What Are Scope 3 Category 15 Emissions?


Why the most indirect emissions in banking may carry the most direct risk

In sustainable finance, Scope 3 emissions are the trickiest to measure—but also the most revealing. And within the 15 categories of Scope 3, Category 15—“Investments”—is where banks and asset managers find their climate footprint.



Scope 3 Category 15 refers to emissions associated with the investments or loans a financial institution makes. In other words, it captures the indirect emissions “financed” through capital allocation.



Example: If a bank lends to a coal plant operator, or owns shares in a cement producer, it is effectively “financing” their emissions.



Why it’s a big deal:


  1. For many financial institutions, over 95% of total emissions are in Category 15.
  2. It links capital to climate risk: the bigger the carbon footprint of your clients, the bigger your financed emissions.
  3. It’s central to the Partnership for Carbon Accounting Financials (PCAF) methodology, which is now globally recognized.

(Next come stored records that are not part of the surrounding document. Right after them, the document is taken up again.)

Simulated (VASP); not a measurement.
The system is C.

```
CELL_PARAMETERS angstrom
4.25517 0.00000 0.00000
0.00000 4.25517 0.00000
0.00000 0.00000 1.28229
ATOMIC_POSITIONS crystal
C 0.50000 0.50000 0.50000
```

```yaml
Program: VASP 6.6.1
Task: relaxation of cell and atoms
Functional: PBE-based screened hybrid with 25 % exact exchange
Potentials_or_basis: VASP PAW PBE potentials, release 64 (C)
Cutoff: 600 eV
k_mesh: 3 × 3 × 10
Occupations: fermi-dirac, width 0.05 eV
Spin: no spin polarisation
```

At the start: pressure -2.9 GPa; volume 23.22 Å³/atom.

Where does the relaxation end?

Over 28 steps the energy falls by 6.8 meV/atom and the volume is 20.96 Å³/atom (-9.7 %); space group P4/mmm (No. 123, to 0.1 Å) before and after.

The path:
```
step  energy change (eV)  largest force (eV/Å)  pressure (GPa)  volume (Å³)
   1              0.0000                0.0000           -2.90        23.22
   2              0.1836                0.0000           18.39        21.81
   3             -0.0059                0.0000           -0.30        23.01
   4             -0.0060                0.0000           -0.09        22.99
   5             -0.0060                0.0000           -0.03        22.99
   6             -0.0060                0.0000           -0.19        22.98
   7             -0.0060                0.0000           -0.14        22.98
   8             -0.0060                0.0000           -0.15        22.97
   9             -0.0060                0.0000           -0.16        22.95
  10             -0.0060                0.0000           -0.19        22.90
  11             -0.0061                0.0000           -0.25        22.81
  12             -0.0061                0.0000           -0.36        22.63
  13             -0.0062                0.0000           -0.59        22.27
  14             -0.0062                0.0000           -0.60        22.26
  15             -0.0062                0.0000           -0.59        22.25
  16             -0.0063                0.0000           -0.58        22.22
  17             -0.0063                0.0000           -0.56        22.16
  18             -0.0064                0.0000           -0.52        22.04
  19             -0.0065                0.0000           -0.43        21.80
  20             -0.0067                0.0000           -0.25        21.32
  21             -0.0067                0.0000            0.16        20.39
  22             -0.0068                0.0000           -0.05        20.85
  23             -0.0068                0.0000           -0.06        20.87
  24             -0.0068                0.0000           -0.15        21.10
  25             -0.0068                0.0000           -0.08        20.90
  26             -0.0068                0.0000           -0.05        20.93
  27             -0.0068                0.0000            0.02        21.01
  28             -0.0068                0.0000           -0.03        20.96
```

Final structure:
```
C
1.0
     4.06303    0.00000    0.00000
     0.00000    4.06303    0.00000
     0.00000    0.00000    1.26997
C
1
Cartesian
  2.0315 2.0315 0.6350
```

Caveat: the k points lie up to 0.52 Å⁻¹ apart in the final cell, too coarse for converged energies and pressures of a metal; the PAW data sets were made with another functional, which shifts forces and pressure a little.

Challenges and considerations:


  1. Data quality: Emissions must often be estimated, not directly reported.
  2. Attribution rules: Share of emissions is based on ownership or loan exposure.
  3. Portfolio alignment: Scope 3 Category 15 is central to setting net-zero targets and aligning portfolios with 1.5°C pathways.

Banks, asset managers, and insurers are under growing pressure to measure, disclose, and reduce these emissions—and eventually link them to incentives and capital costs.